Flexibility that deserves the label "worker-friendly" must come with a living wage, a benefit package, and some degree of long-term security (whether through long-term jobs or a safety net providing security between jobs). Clearly, the workforce needs and wants more of this kind of flexibility and less "business-as-usual" flexibility that comes at workers' expense.
What could drive a workplace shift in this direction? One possibility is enlightened business self-interest. Second-class part-time and temporary jobs elicit second-class commitment, effort, and productivity from workers. The supermarket manager, quoted earlier, who enumerated the cost and schedule flexibility advantages of a part-time workforce went on to list the disadvantages: "The abilities, experience, and work level that they achieve - their loyalty to the position and the company. I'm talking about absenteeism, I'm talking about tardiness, shrinkage [a retail euphemism for theft], attitude." At one supermarket chain, part-timers last one-tenth as long as full-time employees. Perhaps it's no coincidence that the retail industry, which added part-timers more aggressively than any other sector over the last several decades, actually saw productivity decline over the same period.

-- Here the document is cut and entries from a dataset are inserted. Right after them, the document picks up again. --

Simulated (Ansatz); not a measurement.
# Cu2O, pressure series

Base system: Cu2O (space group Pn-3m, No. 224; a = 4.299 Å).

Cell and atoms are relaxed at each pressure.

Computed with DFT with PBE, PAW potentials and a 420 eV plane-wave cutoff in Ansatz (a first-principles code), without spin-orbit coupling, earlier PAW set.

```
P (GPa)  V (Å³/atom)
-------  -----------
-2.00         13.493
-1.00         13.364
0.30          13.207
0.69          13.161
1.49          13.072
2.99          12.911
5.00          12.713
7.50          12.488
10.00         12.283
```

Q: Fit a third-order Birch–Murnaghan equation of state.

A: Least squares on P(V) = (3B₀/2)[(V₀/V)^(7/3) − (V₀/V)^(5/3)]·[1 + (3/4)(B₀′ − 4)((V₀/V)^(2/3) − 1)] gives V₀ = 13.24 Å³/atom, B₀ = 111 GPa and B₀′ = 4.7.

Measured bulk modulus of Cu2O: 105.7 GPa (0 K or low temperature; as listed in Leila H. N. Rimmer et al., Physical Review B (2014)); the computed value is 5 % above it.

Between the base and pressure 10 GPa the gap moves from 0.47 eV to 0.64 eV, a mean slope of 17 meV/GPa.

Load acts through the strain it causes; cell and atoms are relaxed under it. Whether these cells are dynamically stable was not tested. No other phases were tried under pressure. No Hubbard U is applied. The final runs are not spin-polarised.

On the other hand, providing flexibility as part of a decent job pays productivity dividends. "Professional part-time people are generally very committed people," declared a human resource official at a Boston-area insurance company - who herself had spent some time as a part-timer at the company while her children were young. "They want to do it all. They're driven. It's interesting to think that part-time people may actually be more committed." MIT researcher Lotte Bailyn found that Xerox units that redesigned work based on work and family needs saw 30% fewer absences, achieved quicker responses to customers, and completed a new product on time for the first time ever. The Xerox groups took simple steps, such as allowing worker teams to collaboratively design their own approaches to schedule flexibility, and achieved powerful results.
But if we wait for businesses' pursuit of the bottom line to sweep away exploitative forms of contingent work and build positive forms of flexibility, it could be a long wait. Starbucks coffee shop CEO Howard Shultz boasts that providing benefits to his part-time workers yields a superior workforce, but other coffee bars and fast food franchises are not tripping over each other to follow his example. Perhaps it's because the cost savings from lower wages and nonexistent fringes are easy to compute, but the productivity payoff from happy workers is notoriously hard to measure, especially in service industries. Perhaps it's because most burger joints, unlike Starbucks, don't offer a premium product and can't charge premium prices. Jim Edwards, the manager who led the work-family experiment at Xerox's Dallas administrative center, cheerfully announced, "I like to break the chains of tradition" - but the fact is, most managers don't like it and don't do it.
If corporate enthusiasm won't propel a new wave of family- friendly flexibility, another possibility is government. A federal system of universal and portable health and pension coverage would do much to remove the liabilities of part-time and temporary work. Universal coverage, whether funded from general revenues or payroll taxes, would also eliminate much of the cost advantage to employers of contingent arrangements, reducing their incentives to create such jobs even when workers may not want them.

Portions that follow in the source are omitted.